In the recent judgement by a full bench,led by Judge Joseph Raulinga, The High Court of Pretoria (Gauteng Division, Pretoria) in the case of the applicants, Laurie Gaum, Michelle Boonzaaier, Judith Kotzé, Fritz Gaum versus respondents that include the leadership of the Dutch Reformed Church (Nelis Janse van Rensburg, Dewyk Ungerer, Gustav Claassen, Matthys Johannes Nicolaas van der Merwe, General Synod of the Dutch Reformed Church, Dutch Reformed Church (DRC) a full bench of overturned the decision made by the DRC at an extraordinary synod in 2016.

 

In the judgement, the decision on same-sex marriage made by the extraordinary synod of the DRC in 2016 was overturned in favour of a more inclusive decision made in 2015, that announced that the DRCs various congregations could decide for themselves if they wanted to bless same-sex unions and ordain LGBTI ministers without the expectation of celibacy.

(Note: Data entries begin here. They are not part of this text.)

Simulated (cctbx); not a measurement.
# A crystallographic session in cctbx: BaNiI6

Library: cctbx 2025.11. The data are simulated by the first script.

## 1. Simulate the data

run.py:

At Inclusive and Affirming Ministries (IAM), we celebrate this landmark judgement as a step closer to our vision of faith communities that recognise and celebrate LGBTI people on the African continent. This judgement indicates that mainline churches can no longer hide behind their own flawed legal policies and theological arguments that exclude LGBTI people and other marginalised groups from faith communities.

 

IAM continues our support of and commitment to dialogue in faith communities. Over the past 24 years we have developed strategies and interventions that support churches that wish to be more open and inclusive spaces that engage in dialogue processes with LGBTI people and other issues of diversity.

 

This positive judgement becomes a driving force for our work towards more inclusive spaces.

As next step, we would invite inclusive faith communities into is a process towards restorative justice for LGBTI people. Even though this landmark judgement is positive for many faith communities, there is no denying that for many years LGBTI people and other marginalised individuals have experienced the pain of exclusion that have left indelible marks on their bodies and their relationships. In order to restore people to themselves, to faith communities and to their commitment to a loving, inclusive and forgiving God, we need dialogue processes that include the collaborative search for restorative justice of the bodies of those that have known only exclusion. We commit ourselves to continue this work of opening up transformative dialogue spaces that leads to conversations that make meaning possible and restore relationships.